Beer Giants Defend Canadian Deals in Seventh Circuit

CHICAGO (CN) – The Seventh Circuit weighed the reach of U.S. antitrust laws Friday in a case accusing Anheuser-Busch and Molson Coors of making secret deals with Canadian authorities to promote sales of their beer at the expense of small breweries.

Last year, Mountain Crest sued Anheuser-Busch and Molson Coors, America’s first and second largest breweries, claiming they abused their monopoly power to restrain trade – particularly, beer exports to Ontario, Canada.

Mountain Crest, the 21st largest brewer in the U.S., brews beer for Ravinder Minhas, a Canadian entrepreneur, for export to Alberta. Since 2009, it’s been trying to expand its market to Ontario, but claims the defendants have stiff-armed it through “secret agreements.”
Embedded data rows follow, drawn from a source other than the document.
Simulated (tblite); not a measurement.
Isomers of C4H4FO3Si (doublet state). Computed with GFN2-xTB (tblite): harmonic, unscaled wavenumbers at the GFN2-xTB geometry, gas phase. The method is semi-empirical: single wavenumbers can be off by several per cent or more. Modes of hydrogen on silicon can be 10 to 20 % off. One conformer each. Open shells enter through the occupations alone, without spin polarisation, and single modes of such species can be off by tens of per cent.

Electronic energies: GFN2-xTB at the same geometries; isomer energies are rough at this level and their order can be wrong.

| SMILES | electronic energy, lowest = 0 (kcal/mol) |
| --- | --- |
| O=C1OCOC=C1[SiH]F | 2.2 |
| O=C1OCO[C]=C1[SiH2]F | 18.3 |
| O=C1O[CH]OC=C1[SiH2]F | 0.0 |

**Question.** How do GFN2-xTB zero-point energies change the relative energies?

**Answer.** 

Brewers can distribute beer in the province of Ontario in two ways: through the Liquor Control Board of Ontario, a government-owned retailer, or through Brewers Retail Inc. aka The Beer Store, which is jointly owned by Anheuser-Busch and Molson Coors and controls 80 percent of Ontario’s beer market.

The government-owned retailer only allows the sale of six-packs of beer, with few exceptions, and does not charge listing fees to its brewer-suppliers, but The Beer Store does. Mountain Crest calls The Beer Store the world’s largest beer retailer, with more than 450 outlets in Ontario alone, and the store charges fees to stock brewers’ beer.

“Defendants have raised [The Beer Store] fees for other brewers every year, at a rate of approximately six times inflation,” according to the lawsuit.

The “most flagrant” restraint on trade was exposed on Dec. 9, 2014, “when the Toronto Star published a leaked copy of a secret anticompetitive market allocation agreement,” the complaint states.

This secret agreement allegedly stipulated that if any small brewer, like Mountain Crest, wanted to sell 12 or 24-packs of beer in Ontario, they would have to pay listing, handling and service charges to sell through The Beer Store. Anheuser Busch and Molson Coors brands were exempt from the fees.

After the Star broke the story, the secret agreement was reportedly replaced by a new “master framework agreement” in 2015.

But Mountain Crest says it has had to pay The Beer Store $632,000 in listing fees, and that despite paying the money to be carried in 440 of the defendants’ stores, many of the outlets are “out of stock” of Mountain Crest’s beer at any given time.

A federal judge dismissed the lawsuit as barred by the act-of-state doctrine, because all the challenged conduct is governed by a contract with the Ontario government.

But Mountain Crest’s attorney Charles Benoit told a Seventh Circuit panel Friday that this interpretation of the law immunizes illegal conduct abroad by American companies.

“Can a beer company offer $10 million [to a foreign government] to block all other beer sales? The [act-of-state] doctrine cannot be a defense,” Benoit told the three-judge panel. “It’s absurd.”

He argued, “It is clear the Sherman Act was intended to protect U.S. exporters.”

U.S. Circuit Judges Michael Kanne, Illana Rovner and William Ripple sat on Friday’s panel.

On the other side, Anheuser-Busch’s counsel Steven Sunshine of Skadden Arps urged the court not to judge the Canadian contract.

“It is not for U.S. courts to inquire into the motivation of a foreign government,” Sunshine said, saying that the panel must presume Ontario had a valid reason to limit the sale of beer to six-packs in most government-owned outlets.

Anheuser-Busch controls 45 percent of the U.S. beer market and 43 percent of the Canadian market. Molson Coors controls 28 percent of the U.S. market and 34 percent of the market in Canada, according to Mountain Crest’s complaint.

The U.S. beer market alone was more than $34 billion for the year ending in January, according to industry publications.